The credit crunch is very much alive and according to Mervyn King, the Governor of the Bank of England, we’re going to have to settle in for the long haul. The Nice decade, as he described it, is officially over, and with soaring energy and food prices, not to mention far tougher borrowing conditions, it’s not difficult to see why.
Nevertheless, not everything need be doom and financial gloom. As the money markets have stalled, banks are looking at other ways to keep their cash reserves high. Many are doing so offering high paying savings accounts, but current accounts too are increasingly competitive as banks look to rake in business via any means possible.
With the days of the miserly 0.1% in credit interest accounts seemingly behind us MoneyExpert.com gives a run-down of the current accounts that pay up.
Top of the table
When it comes to current accounts Alliance & Leicester are leading the pack.

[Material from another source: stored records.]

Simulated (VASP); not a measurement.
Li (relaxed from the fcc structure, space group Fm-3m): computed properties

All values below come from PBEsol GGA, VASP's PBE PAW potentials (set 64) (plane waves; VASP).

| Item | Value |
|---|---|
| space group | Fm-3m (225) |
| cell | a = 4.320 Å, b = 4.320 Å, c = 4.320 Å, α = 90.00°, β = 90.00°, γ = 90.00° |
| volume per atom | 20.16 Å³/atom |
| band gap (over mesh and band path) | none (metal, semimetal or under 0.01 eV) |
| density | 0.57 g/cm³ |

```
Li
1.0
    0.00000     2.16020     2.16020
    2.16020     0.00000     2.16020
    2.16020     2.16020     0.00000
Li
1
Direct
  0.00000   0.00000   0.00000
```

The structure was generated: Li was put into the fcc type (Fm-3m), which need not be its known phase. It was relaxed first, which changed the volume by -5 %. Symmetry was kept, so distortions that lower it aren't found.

The Premier Direct Account is the pick of the bunch offering an AER of 8.5% on accounts up to £2,500. This is only available for the first year however, after which the rate drops to 1% less than base rate. If you do need an overdraft the facility the account will also offer 0% for the first 12 months, up to £2,500. When that period expires you’ll find yourself paying 50 pence for every day that you’re overdrawn up to a maximum of £5 per month.
Hot on the heels of the Alliance & Leicester Account is the Abbey Account. It has much the same structure and pays an excellent in-credit rate of 8%, but doesn’t offer the 0% on overdrafts for the first year – its authorised overdraft rate is a fairly steep 19.9% EAR.
A lump sum option
With the market increasingly occupied by a huge number of online providers it’s not surprising that some accounts are coming up with inventive ways to attract custom.
The 1st Account from First Direct is a prime example. Rather than paying a competitive rate of interest on in-credit accounts it offers a lump sum of £100 to new customers – they’ll even pay a further £100 and help you transfer to another account if within 12 months you decide that you’re unhappy with the service.
Getting back what you put in
One of the potential drawbacks with these new high paying current accounts is that many of them require you to pay in a certain amount every month.
This can be a fairly substantial figure, in many cases as much as £1,500. The High Interest Current Account from Halifax requires a monthly deposit of £1,000 and the Gold Current Account from Norwich and Peterborough £1,500. If you fancy the Private Banking Flexible Account from the Bank of Scotland you’ll need to be earning a very healthy £75,000.
The best option for those not wishing to have any required monthly pay-in comes from Cahoot whose Current Account pays a rate 3.65% up to £249,999. Although given the rate it offers the Premier Account from Alliance & Leicester is a good bet, only requiring payment of £500 a month.
Package it up
Banking charges and fees are very much in the press at the moment but the idea of paying a set fee for a banking product such as a current account is far from new. So-called packaged accounts wrap up a range of benefits such as travel insurance, life insurance and card protection but charge a fee for the privilege.
Once again Alliance & Leicester are competitive. Their Premier 50 Current Account, though only available to people over 50 years of age, pays an excellent 8.5% in-credit interest alongside various health and travel insurance benefits.
The HSBC Bank Account Plus is also worth considering. Again it pays an excellent in-credit rate, and as well as the standard insurance benefits it offers discounts on restaurants, hotels, and travel.
These accounts can be worth the fee, but only if you make the very most of the offers available. A £12.95 monthly fee may not sound a huge amount but equating to over £150 a year it’s around three times more than you’d need to pay for a standard annual travel insurance policy.